Thanks Rick. Yes, I think chzdev should not be concerned about the UUIDs but
it is possible that it needs to. I can't say.
However, the problem with chzdev is something that can be dealt with easily.
What is most concerning is that chzdev will at times prompt you to allow it to
call mkinitrd and dracut if it senses you have changes something to do with the
root device. This is where the bigger problem exists. If you allow chzdev to
rebuild the initrd, then you have a serious problem because the system will
fail to boot at the next boot because it is looking for devices that don't
exist. This is not a chzdev problem but a bug that has to do with dracut or
mkinitrd itself I think.
Here is how you can recreate the problem:
1-Define server 150 as root, 151 as /usr and 152 as /var (anything will work
but this is my setup)
2-Define temp disk as 159 (example 50 cyl tdisk or anything)
3-boot system
4-chccwdev --online 0.0.0159
5-lsdasd (to see which disk is the temp disk 159, dasdf for me)

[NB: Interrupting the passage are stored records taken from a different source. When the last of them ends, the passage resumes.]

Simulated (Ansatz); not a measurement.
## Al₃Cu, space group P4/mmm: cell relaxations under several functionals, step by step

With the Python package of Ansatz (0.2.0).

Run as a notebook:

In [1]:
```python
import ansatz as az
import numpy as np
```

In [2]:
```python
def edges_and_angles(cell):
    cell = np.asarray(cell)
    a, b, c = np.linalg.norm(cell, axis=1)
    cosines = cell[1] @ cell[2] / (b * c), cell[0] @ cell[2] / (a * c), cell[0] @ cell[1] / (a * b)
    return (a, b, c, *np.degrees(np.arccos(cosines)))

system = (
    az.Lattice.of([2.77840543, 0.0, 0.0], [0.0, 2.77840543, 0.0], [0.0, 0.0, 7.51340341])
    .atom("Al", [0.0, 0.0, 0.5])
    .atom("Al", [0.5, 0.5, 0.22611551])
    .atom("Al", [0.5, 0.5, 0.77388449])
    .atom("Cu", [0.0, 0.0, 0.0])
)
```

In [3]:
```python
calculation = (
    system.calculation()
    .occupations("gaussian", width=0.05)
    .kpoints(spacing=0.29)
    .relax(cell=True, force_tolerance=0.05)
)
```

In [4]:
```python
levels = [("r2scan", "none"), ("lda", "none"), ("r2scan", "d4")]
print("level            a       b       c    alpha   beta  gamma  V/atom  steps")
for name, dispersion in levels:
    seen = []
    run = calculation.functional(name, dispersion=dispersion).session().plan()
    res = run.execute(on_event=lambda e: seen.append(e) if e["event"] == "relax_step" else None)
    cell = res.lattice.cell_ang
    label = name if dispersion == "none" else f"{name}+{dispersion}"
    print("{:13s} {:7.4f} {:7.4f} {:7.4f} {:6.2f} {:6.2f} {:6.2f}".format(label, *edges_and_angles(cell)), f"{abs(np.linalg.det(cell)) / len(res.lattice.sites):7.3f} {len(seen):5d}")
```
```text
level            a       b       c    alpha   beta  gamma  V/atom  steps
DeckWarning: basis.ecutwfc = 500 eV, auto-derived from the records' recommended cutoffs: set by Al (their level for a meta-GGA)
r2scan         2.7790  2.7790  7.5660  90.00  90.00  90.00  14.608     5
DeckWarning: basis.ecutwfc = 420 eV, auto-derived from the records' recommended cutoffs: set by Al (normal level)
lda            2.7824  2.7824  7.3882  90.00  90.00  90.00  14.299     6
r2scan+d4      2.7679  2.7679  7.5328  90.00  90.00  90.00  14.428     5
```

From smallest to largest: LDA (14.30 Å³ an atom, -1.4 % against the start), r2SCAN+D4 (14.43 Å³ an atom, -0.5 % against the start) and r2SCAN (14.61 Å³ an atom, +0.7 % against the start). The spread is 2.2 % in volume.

6-dasdfmt -b 4096 /dev/dasdf
7-fdasd -a /dev/dasdf (auto-create a single partition on the test disk)
8-mkfs.ext4 /dev/dasdf1
9-blkid (list current devices and UUIDs associated with them, then copy UUID
for root device 150 for me)
10-tune2fs -U "f4aeb050-c56a-4d15-87af-99a64fdd7f1d" /dev/dasdf1 (set the
temp disk UUID the same as the root device UUID)
11-blkid (confirm the root and temp disk UUIDs are the same)
12-chzdev dasd 0159 --enable --persistent (make device persistent, then
respond yes to update initrd)
ECKD DASD 0.0.0159 configured
Note: The initial RAM-disk must be updated for these changes to take effect:
- ECKD DASD 0.0.0159
Update initial RAM-disk now? (yes/no) yes
13-Now reboot. The system reboots and gets stuck at:
[ OK ] Reached target Initrd Root Device.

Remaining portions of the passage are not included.